Wednesday, July 13, 2011

Lists

Quote of the Day: "She gave us white eat?"
What I'm reading: Milk, Sulphate, and Alby Starvation. Love it!

You might notice here to the right a lot of lists. There’s something irresistable about a list—fun to make, fun to read. None of that syntactic structure of subject and predicate, to slow down the information. This is probably why Powerpoint is so mysteriously and undeservedly popular.

One fun thing to do with lists is to jot a number of random nouns, and then a separate list of random adjectives, and then play with pairing them. That’s a lot of fun.

One unpublished writer I know made a list of the various dinners you can have that are actually all beef. Try it!

Then there’s a better-known writer, Charles Dickens, who made a famous list about the various contrasting facets of revolutionary France.

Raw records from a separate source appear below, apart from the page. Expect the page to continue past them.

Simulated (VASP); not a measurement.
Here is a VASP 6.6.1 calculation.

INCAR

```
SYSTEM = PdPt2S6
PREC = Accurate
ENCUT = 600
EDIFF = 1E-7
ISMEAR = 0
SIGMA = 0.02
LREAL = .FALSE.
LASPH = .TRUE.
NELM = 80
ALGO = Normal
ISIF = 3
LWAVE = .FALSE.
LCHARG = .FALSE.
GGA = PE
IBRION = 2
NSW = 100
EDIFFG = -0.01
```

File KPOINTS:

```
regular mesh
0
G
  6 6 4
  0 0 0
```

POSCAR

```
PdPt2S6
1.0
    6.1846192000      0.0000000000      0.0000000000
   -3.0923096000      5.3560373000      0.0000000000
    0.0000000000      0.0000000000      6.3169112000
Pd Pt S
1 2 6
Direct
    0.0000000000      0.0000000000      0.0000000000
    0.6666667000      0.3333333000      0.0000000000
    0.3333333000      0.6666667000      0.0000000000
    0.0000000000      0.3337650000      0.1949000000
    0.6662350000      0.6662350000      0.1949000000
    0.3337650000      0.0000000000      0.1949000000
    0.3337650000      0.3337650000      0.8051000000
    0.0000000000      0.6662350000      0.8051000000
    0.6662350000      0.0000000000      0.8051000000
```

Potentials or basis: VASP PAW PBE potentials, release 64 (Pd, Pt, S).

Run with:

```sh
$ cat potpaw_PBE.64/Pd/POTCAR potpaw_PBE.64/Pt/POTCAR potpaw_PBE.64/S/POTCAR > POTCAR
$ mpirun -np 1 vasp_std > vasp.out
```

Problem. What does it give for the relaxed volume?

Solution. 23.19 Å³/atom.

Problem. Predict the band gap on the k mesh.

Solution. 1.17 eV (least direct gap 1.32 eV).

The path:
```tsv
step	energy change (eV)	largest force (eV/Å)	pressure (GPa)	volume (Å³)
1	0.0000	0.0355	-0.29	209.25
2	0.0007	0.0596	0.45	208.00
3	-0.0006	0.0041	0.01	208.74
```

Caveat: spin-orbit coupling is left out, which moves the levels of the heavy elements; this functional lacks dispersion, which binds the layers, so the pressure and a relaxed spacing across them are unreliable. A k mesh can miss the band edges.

But the pedigree of the list goes back farther than that, to ancient civilizations whose first use of written language appears to be for what the king owns, what his people owe him: symbols for cattle, grain, man, woman.

Look, and here I’ve done it all wrong. Starting over:

Lists:
  • fun
  • random items to pair randomly
  • lack of syntax
  • alternate names for beef
  • Tale of Two Cities
  • Linear B
Other popular lists:
  • Ten Commandments
  • David Letterman's Top Ten Lists
  • Quote of the Day source tally-- to be updated. Lists can be very important.